[ENH] `covar_pop` and `covar_samp`
Is your feature request related to a problem? Please describe.
In #746 I am resolving the test_stats_aggregation integration test for our DataFusion SQL planner branch. However, I'm having trouble with the covar_pop and covar_samp functions because they perform a groupby aggregation with 2 columns, but custom Dask DataFrame aggregations are typically only done on a single column.
Describe the solution you'd like
Implement covar_pop and covar_samp to pass the tests in test_stats_aggregation.

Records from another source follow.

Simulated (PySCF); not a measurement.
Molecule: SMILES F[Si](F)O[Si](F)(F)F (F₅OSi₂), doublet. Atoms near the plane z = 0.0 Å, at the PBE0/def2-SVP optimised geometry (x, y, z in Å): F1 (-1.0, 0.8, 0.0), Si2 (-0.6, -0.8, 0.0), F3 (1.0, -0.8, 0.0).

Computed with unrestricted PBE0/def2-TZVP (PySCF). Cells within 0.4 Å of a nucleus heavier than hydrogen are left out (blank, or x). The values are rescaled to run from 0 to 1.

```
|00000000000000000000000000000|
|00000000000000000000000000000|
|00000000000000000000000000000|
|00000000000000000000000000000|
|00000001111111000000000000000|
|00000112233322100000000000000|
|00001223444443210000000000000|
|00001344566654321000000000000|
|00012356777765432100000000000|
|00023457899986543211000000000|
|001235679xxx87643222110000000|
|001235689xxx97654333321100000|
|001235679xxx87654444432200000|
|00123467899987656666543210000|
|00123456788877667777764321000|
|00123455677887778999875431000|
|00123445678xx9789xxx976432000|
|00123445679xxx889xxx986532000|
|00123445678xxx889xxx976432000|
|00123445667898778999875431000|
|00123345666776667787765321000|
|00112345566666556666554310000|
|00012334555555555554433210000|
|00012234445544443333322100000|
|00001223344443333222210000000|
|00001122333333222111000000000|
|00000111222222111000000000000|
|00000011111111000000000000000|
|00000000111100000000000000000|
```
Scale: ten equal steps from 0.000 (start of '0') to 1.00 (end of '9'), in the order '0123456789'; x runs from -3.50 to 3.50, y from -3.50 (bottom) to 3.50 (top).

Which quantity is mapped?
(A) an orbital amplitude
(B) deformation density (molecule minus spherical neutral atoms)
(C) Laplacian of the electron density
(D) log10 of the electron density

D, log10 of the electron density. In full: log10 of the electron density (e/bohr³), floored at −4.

Describe alternatives you've considered
One solution I considered was, if we're trying to compute covar_pop(y,x) or covar_samp(y,x), create a new column consisting of (y,x) tuples. Then, when that column is passed into the custom aggregation, we can index the input as input[0] and input[1]. However, I was having trouble getting this idea to work, and I also have doubts about how efficient this approach is overall.
Additional context None.
Looking through the calcite implementation for covar_pop/samp they typically decompose the computation of these aggregations by splitting them up into multiple aggs.
For covar_pop(y,x) they create a new temporary column (xy) and then compute sum(x), sum(y), sum(xy), regr_count(x*y) followed by (sum(x*y) - sum(x)*sum(y)/regr_count(x*y) )/regr_count(x*y) also handling nulls along the way.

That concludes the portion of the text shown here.